Delta expanded dramatically by purchasing most of Pan Am's European routes after Pan Am declared bankruptcy in 1991. Delta initially explored a joint divvying-up of Pan Am's assets with United Airlines where Delta would take over the New York-based European operations and United would take over the Miami-based Latin American operations, but the two carriers reached an impasse over which would assume the Pan Am Miami-London route. On September 1, Delta acquired Pan Am's East Coast and European routes (except for its intra-European routes from Frankfurt, acquired by Lufthansa) and assumed a controlling interest in the remainder of Pan Am, which continued to operate routes from Miami to London, Paris and Latin America. The total price for these assets was $1.3 billion.[8]
Although Delta initially promised further equity injections to keep Pan Am afloat, it refused to do so only a month later, which forced Pan Am to cease operations on December 4.[9] United purchased the remaining assets of Pan Am a few days later, including transatlantic routes from Miami, for a total of $135 million.[8]

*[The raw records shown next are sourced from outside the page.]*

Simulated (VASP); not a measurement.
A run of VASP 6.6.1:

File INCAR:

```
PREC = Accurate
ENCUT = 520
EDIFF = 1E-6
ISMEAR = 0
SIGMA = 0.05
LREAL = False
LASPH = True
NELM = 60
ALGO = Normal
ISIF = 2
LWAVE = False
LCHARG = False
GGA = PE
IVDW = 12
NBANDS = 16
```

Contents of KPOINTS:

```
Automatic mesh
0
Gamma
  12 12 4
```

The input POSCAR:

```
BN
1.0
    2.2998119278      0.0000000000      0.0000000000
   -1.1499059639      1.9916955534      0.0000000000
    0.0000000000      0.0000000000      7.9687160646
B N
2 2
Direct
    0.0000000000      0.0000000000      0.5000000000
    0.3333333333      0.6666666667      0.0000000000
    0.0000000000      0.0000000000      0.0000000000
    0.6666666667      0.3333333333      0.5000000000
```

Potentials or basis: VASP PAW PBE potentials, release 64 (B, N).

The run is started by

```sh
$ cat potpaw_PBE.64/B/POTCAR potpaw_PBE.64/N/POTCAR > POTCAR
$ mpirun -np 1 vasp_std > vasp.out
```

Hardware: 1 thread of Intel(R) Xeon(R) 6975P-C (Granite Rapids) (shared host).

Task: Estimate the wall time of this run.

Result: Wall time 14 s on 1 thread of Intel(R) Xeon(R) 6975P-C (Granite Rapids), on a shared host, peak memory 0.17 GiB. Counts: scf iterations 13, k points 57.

The Pan Am creditors' committee sued Delta for more than $2.5 billion on December 9.[10] Shortly thereafter, a large group of former Pan Am employees also sued Delta. Delta was able to combine and move the cases from New York City to Atlanta. Delta was also able to prevent a jury trial, which, according to Business Week magazine, its attorneys had stated it would likely lose. The Atlanta judge then dismissed the lawsuits.
The Pan Am transaction gave Delta the largest transatlantic route network among US airlines. Due to these acquisitions, Delta became and remains today the largest U.S. transatlantic carrier, in terms of passengers carried and number of flights operated. The ex-Pan Am routes acquired by Delta included Detroit to London, despite Northwest Airlines' objections due to Delta's small presence in Detroit, and Northwest's correspondingly larger operations.[11] Northwest later attempted to buy US Air's (now US Airways) Baltimore-London route for $5 million and transfer the route to Detroit[12] but ended up buying the route from Delta in 1995[13] for a rumored $32 million.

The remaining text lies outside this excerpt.